Vidím neboť je noc/I see for it is night
Museum Kampa, 05.09.15-16.02.16
Today I finally got round to seeing the Toyen exhibition at Museum Kampa. It has been extended to the 16th of February, which must mean it’s been popular, and I could see why: it brings together a well-chosen range of Toyen’s paintings (and a few drawings), from a variety of scattered locations. Many come from private collections. It’s exciting to see all these pictures in one place, and they are definitely worth seeing ‘live’: the colours have a luminous quality, with half-defined shapes appearing from the darkness.
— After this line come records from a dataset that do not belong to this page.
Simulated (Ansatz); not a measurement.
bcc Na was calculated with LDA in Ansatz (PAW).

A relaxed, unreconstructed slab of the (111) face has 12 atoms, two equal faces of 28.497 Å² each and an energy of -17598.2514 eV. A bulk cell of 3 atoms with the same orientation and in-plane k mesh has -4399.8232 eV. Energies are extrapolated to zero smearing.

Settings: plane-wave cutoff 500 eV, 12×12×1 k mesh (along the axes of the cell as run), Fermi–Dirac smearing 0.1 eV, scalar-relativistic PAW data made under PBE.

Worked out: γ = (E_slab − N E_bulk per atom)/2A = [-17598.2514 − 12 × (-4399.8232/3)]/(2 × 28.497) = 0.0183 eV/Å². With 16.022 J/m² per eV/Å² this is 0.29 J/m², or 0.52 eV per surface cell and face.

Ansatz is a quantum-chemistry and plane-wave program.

My only real criticism applies to all the exhibitions I’ve seen at Museum Kampa: there is hardly any commentary on the art. Instead, the gallery offers a superficial timeline of the artist’s life, including a few tantalising facts which are not discussed further or related to the work. In this case, the timeline mentions that Toyen hid the artist and poet Jindřich Heisler in Prague from 1941 until the end of the war. I would have liked to know more about that, and also about the young Parisian surrealists who apparently helped to name her paintings.
Given the general lack of commentary, maybe it’s not surprising that the exhibition also avoids any explicit reference to Toyen’s ambiguous gender presentation: according to many sources, the artist used masculine pronouns to refer to herself, but the exhibition makes use of feminine pronouns without comment (this seems to be the convention, which I’m reluctantly following here).
However, the lack of interpretation also has advantages. It allows visitors to draw their own parallels between the works. For me, the exhibition seemed to be full of images of artifice and costume. The female body appears repeatedly in states of incompleteness, fragmentation or decay, but without losing its strength or solidity. The painting Žlutý spektr (Yellow Spectre, 1934) makes use of the popular circus theme which recurs both in Toyen’s work and in that of her contemporaries, but also reminded me of Degas’ ballerinas, eroded and recomposed by Toyen to create a form resembling driftwood. In several paintings, bodies and costumes are linked: in Opuštěné doupě (Abandoned Burrow, 1937), the space which is left empty is that of a bodice or corset, and the well-known Spící (Sleeping, or ‘Sleeper’, 1937) shows a figure whose body is hollow, but who still appears to be gazing intently away from us. My favourite of these ‘costume’ pictures was Po představení (After the Performance, 1943): I imagined that the performer had ‘hung up’ her body after the show was finished, possibly taking only her head with her. These paintings seem to oscillate between a sense of freedom brought by leaving behind the body, and a feeling of unease.
The exhibition approaches Toyen’s work in chronological order, and I was less sure of what I thought of the later paintings: here, the body fades much more smoothly into the background and the texture is sleeker altogether. The series Sedm mečů bez pochvy (Seven Swords Unsheathed, 1957), a response to Apollinaire’s poem Les sept epées (The Seven Swords), reminded me of illustrations for a fantasy novel. The sense of hidden faces and hidden stories remains throughout all the works shown, but the later paintings didn’t compel me to keep on looking at them in the same way as the rough-textured, nearly abstract works of the 1930s and 40s.
There is a good bilingual catalogue available, including lots of extra material and an explanation of the exhibition’s title. It’s a quotation from the Slovak poet Rudolf Fabry, which encapsulates the mysterious solidity of Toyen’s dreamlike images:
Ó prudká zeleni jež připomínáš smrt
vidím neboť je noc
pozdní noc jež mi umožňuje vlastnit věci
jichž nebude jichž není
jež nebyli a přece jsou
jsou ještě tam kde je nic.
[Oh, sharp green, you resemble death
I see for it is night
late night which lets me own things
that are not and will not be
that were not and yet still are
they are still there where there is nothing.]
(From Rudolf Fabry, Já je někdo jiný (I is Someone Else), Prague: Mladá fronta, 1971, p. 51. I haven’t managed to find the Slovak original yet.)
Pedantic note: the exhibition and catalogue give the titles of the paintings in Czech and English only, even though a lot of them must have been named in French. E.g. After the Performance was called Relâche.